Wednesday, June 29, 2005

Nuclear promises

The Keene Sentinel - SentinelSource.com - Online Edition of The Keene Sentinel | Nuclear promises: "
Nuclear promises

Sunday, June 26, 2005


When nuclear power came to the neighborhood a little more than three decades ago, folks were assured there’d be no problems.

For one thing, nuclear-generated electricity would be inexpensive — too cheap to meter, in the memorable phrase of Lewis Strauss, an early chairman of the U.S. Atomic Energy Commission (now the Nuclear Regulatory Commission).

Another early assurance was that the byproducts of nuclear power generation — the deadly spent fuel — would be taken away by the government and safely disposed of. That waste would be encapsulated in glass, or shot to the moon, or whatever. Anyway, the federal government had promised to take the spent fuel away. Eventually, a date was set for the handoff: January 31, 1998. That was the law, and that was a United States government guarantee, and no good American doubted the word of the United States government.

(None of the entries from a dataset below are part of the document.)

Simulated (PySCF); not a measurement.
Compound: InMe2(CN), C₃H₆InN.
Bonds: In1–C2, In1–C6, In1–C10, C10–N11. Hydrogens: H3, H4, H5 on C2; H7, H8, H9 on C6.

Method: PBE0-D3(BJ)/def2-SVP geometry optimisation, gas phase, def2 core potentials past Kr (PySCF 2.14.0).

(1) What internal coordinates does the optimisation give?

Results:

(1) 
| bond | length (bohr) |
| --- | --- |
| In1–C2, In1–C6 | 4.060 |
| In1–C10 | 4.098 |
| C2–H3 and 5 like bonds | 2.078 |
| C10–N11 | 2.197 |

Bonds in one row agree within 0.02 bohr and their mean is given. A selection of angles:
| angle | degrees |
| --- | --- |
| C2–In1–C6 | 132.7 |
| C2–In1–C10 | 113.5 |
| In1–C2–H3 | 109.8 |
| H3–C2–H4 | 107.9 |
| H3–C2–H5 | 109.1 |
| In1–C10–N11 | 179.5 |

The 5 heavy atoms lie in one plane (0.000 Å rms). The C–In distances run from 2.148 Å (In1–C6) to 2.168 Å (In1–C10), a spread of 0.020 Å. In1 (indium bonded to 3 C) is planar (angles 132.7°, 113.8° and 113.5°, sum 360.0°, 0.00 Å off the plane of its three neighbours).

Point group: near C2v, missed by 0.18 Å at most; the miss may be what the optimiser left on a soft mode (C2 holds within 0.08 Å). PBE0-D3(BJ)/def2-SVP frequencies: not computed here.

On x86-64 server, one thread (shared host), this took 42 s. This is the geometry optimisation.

So the plant was built — in this case alongside the Connecticut River in the Vermont town of Vernon. A few scruffy people protested, hippies and the like. What did they know?




As it turned out, they knew a good deal more than the politicians and the experts.

It soon became clear that nuclear-generated electricity would not be cheaper than other varieties, not when you figure in the costs of keeping track of that nuclear waste. Some storage costs are paid by the federal government; most come out of a tax in the rate base. And those costs are open-ended, extending 200,000 or more years into the future, much longer than the entire period of recorded human history so far.

Consider what’s going on at the Yankee Rowe nuclear plant about 35 air miles from southwestern New Hampshire in Massachusetts. After 30 years of operations, Yankee Rowe was closed down in 1992. It was worn out and too expensive to fix. The plant has since been chopped up and carted away. But its owners are still looking after its 1,700 tons of spent nuclear fuel. That fuel sits in dry casks on a big concrete platform, surrounded by a wire fence and patrolled by armed guards.

It’s a costly obligation. Only one armed guard, paid the minimum wage 24 hours a day for 200,000 years would earn about $10.5 billion. There’s a cost of nuclear power no one reckoned with back in the ’50s and ’60s. And one armed guard won’t do the trick in the era of terrorism. Far from it. There are many guards at Yankee Rowe, and they are highly trained and well paid.

Meanwhile, over at Vermont Yankee, the spent-fuel pool is once again nearing its capacity.

We say “once again,” because the plant, which started operating in 1972, was designed to store 600 spent fuel-rod assemblies. Ten years later, the storage pool was almost full. So the Nuclear Regulatory Commission gave plant owners permission to move those assemblies closer together and add 800 more. In 1989, the pool was about full again. So the NRC allowed 870 more assembles to be squeezed in. And so it went. The current limit is 3,355 assemblies. The plant will reach that number by 2007 or 2008. And, apparently, this is really the limit, even for the indulgent NRC.

What about that U.S. government guarantee? Well, January 31, 1998, passed and nothing happened. Glassification and space rockets didn’t work out. And a proposed storage site in Nevada may not be all that safe either. And now, after September 11, how could we ship all that deadly stuff out there along our highways and byways?

Despite all these setbacks, Vermont Yankee’s owner — Entergy Nuclear Corp. — plans to forge ahead. It wants to boost the plant’s power output by 20 percent, creating even more spent-fuel assemblies. It wants to extend its operating license beyond the current 2012. And, rather urgently, it wants to shift some of that spent fuel out of the jam-packed cooling pool and into dry storage casks, similar to the ones over at Yankee Rowe.

And the Vermont Legislature has voted to let the company do it. Within a few weeks, Entergy will make an application to the Vermont Public Service Board, which has the final say.

All this, it seems, is of no concern to New Hampshire. Although Vermont Yankee hugs the Connecticut shoreline across from Hinsdale, this state’s two U.S. senators rarely mention its plans and problems. Second District Congressman Charles Bass issued a press release last year expressing confidence that Entergy’s requested power increase “will be resolved with the necessary due diligence.” Ah, confidence.

Questions do remain. After 33 years of operations, is Vermont Yankee in sound enough shape to handle a big power increase? And are dry casks safer than fuel pools? Some scientists say they are. But a press report in March indicated that a secret scientific warning to the Nuclear Regulatory Commission had raised grave doubts about that. The NRC won’t let the public see the report. An NRC spokesman explained: “Our core concern is making sure that information that could reasonably be expected to be available to a terrorist is not publicly available.”

So who knows? And, as far as official New Hampshire is concerned, who cares?